Your question is a bit more complicated than a simple merge, and outer
is somewhat ill-suited for the purpose. To be as thorough as possible, we want to calculate the distance between all combinations of houses and stations, then keep only the closest station per house. We'll need two packages:
library(tidyverse)
library(geosphere)
First, a bit of prep. distm
expects coordinates to be ordered as longitude first, latitude second (you have the opposite), so let's fix that, name the columns better, and correct a typo while we're at it:
houses <- data.frame(house_number = c(1:3),
lon_house = seq(1.4, 1.6, by = 0.1),
lat_house = seq(1.1, 1.3, by = 0.1)
)
stations <- data.frame(station_number = c(1:11),
lon_station = seq(2, 3, by = 0.1),
lat_station = seq(1, 2, by = 0.1)
)
We'll create "nested" data frames so that it's easier to keep coordinates together:
house_nest <- nest(houses, -house_number, .key = 'house_coords')
station_nest <- nest(stations, -station_number, .key = 'station_coords')
house_number house_coords
<int> <list>
1 1 <data.frame [1 × 2]>
2 2 <data.frame [1 × 2]>
3 3 <data.frame [1 × 2]>
station_number station_coords
<int> <list>
1 1 <data.frame [1 × 2]>
2 2 <data.frame [1 × 2]>
3 3 <data.frame [1 × 2]>
4 4 <data.frame [1 × 2]>
5 5 <data.frame [1 × 2]>
6 6 <data.frame [1 × 2]>
7 7 <data.frame [1 × 2]>
8 8 <data.frame [1 × 2]>
9 9 <data.frame [1 × 2]>
10 10 <data.frame [1 × 2]>
11 11 <data.frame [1 × 2]>
Use dplyr::crossing
to combine every row from both data frames:
data.master <- crossing(house_nest, station_nest)

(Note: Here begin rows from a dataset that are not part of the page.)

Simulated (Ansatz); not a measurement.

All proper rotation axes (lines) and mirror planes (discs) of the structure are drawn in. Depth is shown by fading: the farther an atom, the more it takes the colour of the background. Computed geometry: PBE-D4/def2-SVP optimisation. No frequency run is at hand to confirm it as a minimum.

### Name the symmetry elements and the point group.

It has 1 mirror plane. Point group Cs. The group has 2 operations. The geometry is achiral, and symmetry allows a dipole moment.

house_number house_coords station_number station_coords
<int> <list> <int> <list>
1 1 <data.frame [1 × 2]> 1 <data.frame [1 × 2]>
2 1 <data.frame [1 × 2]> 2 <data.frame [1 × 2]>
3 1 <data.frame [1 × 2]> 3 <data.frame [1 × 2]>
4 1 <data.frame [1 × 2]> 4 <data.frame [1 × 2]>
5 1 <data.frame [1 × 2]> 5 <data.frame [1 × 2]>
6 1 <data.frame [1 × 2]> 6 <data.frame [1 × 2]>
7 1 <data.frame [1 × 2]> 7 <data.frame [1 × 2]>
8 1 <data.frame [1 × 2]> 8 <data.frame [1 × 2]>
9 1 <data.frame [1 × 2]> 9 <data.frame [1 × 2]>
10 1 <data.frame [1 × 2]> 10 <data.frame [1 × 2]>
# ... with 23 more rows
With all this now in place, we can use distm
on each row to calculate a distance, and keep the shortest distance per house:
data.dist <- data.master %>%
mutate(dist = map2_dbl(house_coords, station_coords, distm)) %>%
group_by(house_number) %>%
filter(dist == min(dist))
house_number house_coords station_number station_coords dist
<int> <list> <int> <list> <dbl>
1 1 <data.frame [1 × 2]> 1 <data.frame [1 × 2]> 67690.
2 2 <data.frame [1 × 2]> 1 <data.frame [1 × 2]> 59883.
3 3 <data.frame [1 × 2]> 1 <data.frame [1 × 2]> 55519.